General News of Fri, 10 Aug 201818
FLASHBACK: Poverty is a vision problem - Capital Bank's William Ato Essien
This story was originally published on Monday, December 22 2014
One of the lowest points in the life of business mogul Mr William Ato Essien was when he found himself at age 15 working as a head porter at the Kaneshie Market in Accra. His job entailed carrying loads of various items for market women and shoppers in order to fend for himself.
Even at that menial job, he did not compromise on diligence, hard work, trustworthiness and planning, the very principles that have shaped his life into the accomplished entrepreneur that he is today.
Mr Essien is the founder of First Capital Plus Bank (FCPBL) and a number of companies, including Essien Swiss International Capital Holdings (ESICH), Gye Nyame Mines, and Wade-Laurel Printing Press Limited.
His outstanding achievements, which have dwarfed his harsh beginning in life, have made him appear specially gifted in the area of entrepreneurship.
However, the celebrated business executive and mentor explained that his success and progress in life can be attributed to his diligent commitment and adherence to three key factors.

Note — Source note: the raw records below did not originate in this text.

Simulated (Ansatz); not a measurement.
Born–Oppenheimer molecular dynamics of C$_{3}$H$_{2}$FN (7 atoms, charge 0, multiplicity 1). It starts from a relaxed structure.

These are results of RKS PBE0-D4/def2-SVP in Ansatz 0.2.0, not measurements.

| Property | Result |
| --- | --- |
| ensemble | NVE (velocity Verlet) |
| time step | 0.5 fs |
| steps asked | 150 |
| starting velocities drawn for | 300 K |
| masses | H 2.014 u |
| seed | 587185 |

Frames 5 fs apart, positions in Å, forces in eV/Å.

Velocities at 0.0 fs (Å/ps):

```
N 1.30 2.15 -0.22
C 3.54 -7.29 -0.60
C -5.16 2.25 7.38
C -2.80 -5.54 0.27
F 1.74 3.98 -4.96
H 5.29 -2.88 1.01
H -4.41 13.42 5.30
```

“There are three things that I hold dear, and in my opinion they are secret principles that if people take seriously, they will be able to probably do more than what I have been able to do,” Mr Essien said on the Springboard, Your Virtual University on Joy FM.
“These factors – the God factor, which I call vision; the law of apprentice; and the desire of excellence – are the three things that I think if anybody is able to pick up, that person will be able to make things happen out of nothing,” he said on the Leaders’ Digest hosted by Rev. Albert Ocran.
Mr Essien was the 15th and final guest on the series, which started last September, as a special platform for renowned corporate executives and business leaders to share their life principles.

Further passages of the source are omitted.